And he knew about young people. Which other public figure - apart now from Pope Francis -  in our era's vain and brittle superficiality will, for example, begin an address with the simple sincerity of "Dear young friends!", and mean it?  Who else will refuse to patronise them or to water down his wisdom for them?  Who else will, as he did at World Youth Day in Madrid, decline to flee a freak thunderstorm and instead remain with the million-strong gathering of young pilgrims?  And who else knows that this works?  Who would have thought that an uncharismatic and grandfatherly gentleman could earn  these cheers of 80,000 young people (and your correspondent's) in Hyde Park, during the magnificent and unforgettable Papal Visit to Britain in 2010?  It works of course because it is not really about him: he never forgot that he was the servant of the servants of God.  And since what he was bound to teach is as true for the young as it is for the old, he could say with conviction in his introduction to the new Youth Catechism:
"Many people say to me: The youth of today are not interested in this. I disagree, and I am certain that I am right. The youth of today are not as superficial as some think. They want to know what life is really all about."
Vigil at Hyde Park in London, 18th September 2010, on the eve of the beatification of Bl. John Henry Newman.  No relation: he is a Blessed, after all!

Tuesday, January 06, 2015

Why this blog and why its title?

The second question is the easier to answer!  The words are a favourite phrase of mine; they come from a prayer written by the writer, theologian, priest and cardinal John Henry Newman (1801-1890).  I think it is worth reproducing in full:
'God has created me to do Him some definite service. He has committed some work to me which He has not committed to another. I have my mission. I may never know it in this life, but I shall be told it in the next. I am a link in a chain, a bond of connection between persons.
He has not created me for naught. I shall do good; I shall do His work.  I shall be an angel of peace, a preacher of truth in my own place, while not intending it if I do but keep His commandments.  Therefore, I will trust Him, whatever I am, I can never be thrown away. If I am in sickness, my sickness may serve Him, in perplexity, my perplexity may serve Him. If I am in sorrow, my sorrow may serve Him. He does nothing in vain. He knows what He is about. He may take away my friends. He may throw me among strangers. He may make me feel desolate, make my spirits sink, hide my future from me. Still, He knows what He is about.' 
Bl. John Henry Newman: Meditations on Christian Doctrine, Meditations and Devotions, March 7, 1848.
These are wise enough words in themselves, but I have another reason to cherish them.  I heard them repeated by one of my heroes, Pope Benedict XVI (now Pope Emeritus), at the vigil held in Hyde Park before Newman's beatification.
'Here I wish to say a special word to the many young people present. Dear young friends: only Jesus knows what “definite service” he has in mind for you. Be open to his voice resounding in the depths of your heart: even now his heart is speaking to your heart. Christ has need of families to remind the world of the dignity of human love and the beauty of family life. He needs men and women who devote their lives to the noble task of education, tending the young and forming them in the ways of the Gospel. He needs those who will consecrate their lives to the pursuit of perfect charity, following him in chastity, poverty and obedience, and serving him in the least of our brothers and sisters. He needs the powerful love of contemplative religious, who sustain the Church’s witness and activity through their constant prayer. And he needs priests, good and holy priests, men who are willing to lay down their lives for their sheep. Ask our Lord what he has in mind for you! Ask him for the generosity to say “yes!” Do not be afraid to give yourself totally to Jesus. He will give you the grace you need to fulfil your vocation.'
 Benedict XVI addressing young people at Hyde Park, in London, 18th September, 2010.

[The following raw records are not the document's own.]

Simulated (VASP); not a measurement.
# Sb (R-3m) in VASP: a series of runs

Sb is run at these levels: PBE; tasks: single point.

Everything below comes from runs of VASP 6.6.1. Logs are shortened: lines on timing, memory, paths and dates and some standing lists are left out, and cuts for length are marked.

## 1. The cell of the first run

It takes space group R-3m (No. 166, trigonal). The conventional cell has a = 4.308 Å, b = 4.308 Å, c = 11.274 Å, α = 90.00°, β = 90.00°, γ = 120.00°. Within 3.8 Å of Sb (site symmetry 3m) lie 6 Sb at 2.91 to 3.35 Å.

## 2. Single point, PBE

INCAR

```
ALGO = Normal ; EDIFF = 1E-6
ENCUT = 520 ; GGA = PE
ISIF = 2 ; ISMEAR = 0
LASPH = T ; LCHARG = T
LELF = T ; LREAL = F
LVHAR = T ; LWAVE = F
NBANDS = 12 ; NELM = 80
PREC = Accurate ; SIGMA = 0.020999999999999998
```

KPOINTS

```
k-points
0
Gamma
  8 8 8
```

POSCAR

If it is good enough an idea for these two men, it is good enough for me: that even the hardest and humblest deed can be done in 'some definite service' (a paradox in the best tradition of Christianity, as Chesterton might have pointed out), and is never in vain.

Now I may be misguided in believing that this could apply specifically to my writing a blog about (I imagine) all sorts of things like poetry, culture, music and so on, and I may very much doubt that anyone else's 'definite service' extends to having to read it, but it ought to be good writing practice and a bit of fun.